The losing party in a decision by a trial court in the federal courts normally is entitled to appeal the decision to a federal court of appeals.

Although some cases are decided based on written briefs alone, many cases are selected for an oral argument before the court. Oral argument in the court of appeals is a structured discussion between the appellate lawyers and the panel of judges focusing on the legal principles in dispute. Each side is given a short time — usually about 15 minutes — to present arguments to the court.

Most appeals are final. The court of appeals decision usually will be the final word in the case, unless it sends the case back to the trial court for additional proceedings, or the parties ask the U.S. Supreme Court to review the case. In some cases the decision may be reviewed en banc, that is, by a larger group of judges (usually all) of the court of appeals for the circuit.

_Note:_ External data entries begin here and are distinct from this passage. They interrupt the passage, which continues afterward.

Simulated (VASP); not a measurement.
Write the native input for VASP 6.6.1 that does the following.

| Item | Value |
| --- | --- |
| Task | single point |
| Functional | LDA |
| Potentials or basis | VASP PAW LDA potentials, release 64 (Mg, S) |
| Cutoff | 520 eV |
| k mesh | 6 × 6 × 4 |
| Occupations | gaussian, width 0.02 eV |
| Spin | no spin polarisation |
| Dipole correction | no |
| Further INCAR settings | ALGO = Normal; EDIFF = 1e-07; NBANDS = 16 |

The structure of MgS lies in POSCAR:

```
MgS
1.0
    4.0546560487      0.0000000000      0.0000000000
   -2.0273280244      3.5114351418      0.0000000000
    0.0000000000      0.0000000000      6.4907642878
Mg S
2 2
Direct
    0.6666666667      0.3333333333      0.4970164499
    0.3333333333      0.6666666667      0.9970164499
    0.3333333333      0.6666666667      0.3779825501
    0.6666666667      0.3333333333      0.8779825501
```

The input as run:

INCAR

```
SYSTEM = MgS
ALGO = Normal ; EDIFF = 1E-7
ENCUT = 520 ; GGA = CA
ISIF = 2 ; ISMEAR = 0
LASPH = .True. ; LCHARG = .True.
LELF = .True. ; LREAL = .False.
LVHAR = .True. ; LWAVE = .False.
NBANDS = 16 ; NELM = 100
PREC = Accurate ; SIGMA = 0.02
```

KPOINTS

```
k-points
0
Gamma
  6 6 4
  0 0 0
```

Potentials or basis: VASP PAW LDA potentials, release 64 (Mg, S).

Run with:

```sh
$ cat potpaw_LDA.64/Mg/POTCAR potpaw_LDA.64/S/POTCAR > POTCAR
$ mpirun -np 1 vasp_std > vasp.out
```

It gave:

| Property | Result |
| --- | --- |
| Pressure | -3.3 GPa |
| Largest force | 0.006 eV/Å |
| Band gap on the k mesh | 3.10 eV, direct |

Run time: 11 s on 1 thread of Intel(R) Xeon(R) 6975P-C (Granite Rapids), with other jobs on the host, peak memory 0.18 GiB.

A litigant who loses in a federal court of appeals, or in the highest court of a state, may file a petition for a writ of certiorari, which is a document asking the Supreme Court to review the case. The Supreme Court, however, does not have to grant review. The Court typically will agree to hear a case only when it involves an unusually important legal principle, or when two or more federal appellate courts have interpreted a law differently. There are also a small number of special circumstances in which the Supreme Court is required by law to hear an appeal. Each Term, approximately 7,000-8,000 new cases are filed in the Supreme Court. Plenary review, with oral arguments by attorneys, is currently granted in about 80 of those cases each Term, and the Court typically disposes of about 100 more cases without plenary review.

Different types of cases are handled differently during an appeal. In a civil case either side may appeal the verdict. In a criminal case the defendant may appeal a guilty verdict, but the government may not appeal if a defendant is found not guilty. Either side in a criminal case may appeal with respect to the sentence that is imposed after a guilty verdict. An appeal of a ruling by a bankruptcy judge may be taken to the district court. Several courts of appeals, however, have established a bankruptcy appellate panel consisting of three bankruptcy judges to hear appeals directly from the bankruptcy courts. In either situation, the party that loses in the initial bankruptcy appeal may then appeal to the court of appeals.

Appeals are decided by panels of three judges working together. The the party defending against the appeal, know as the appellant, presents legal arguments to the panel, in writing, in a document called a brief. In the brief, the appellant tries to persuade the judges that the trial court made an error, and that its decision should be reversed. On the other hand, the party defending against the appeal, known as the appellee, tries in its brief to show why the trial court decision was correct, or why any error made by the trial court was not significant enough to affect the outcome of the case.

A litigant who is not satisfied with a decision made by a federal administrative agency usually may file a petition for review of the agency decision by a court of appeals. Judicial review in cases involving certain federal agencies or programs — for example, disputes over Social Security benefits — may be obtained first in a district court rather than a court of appeals.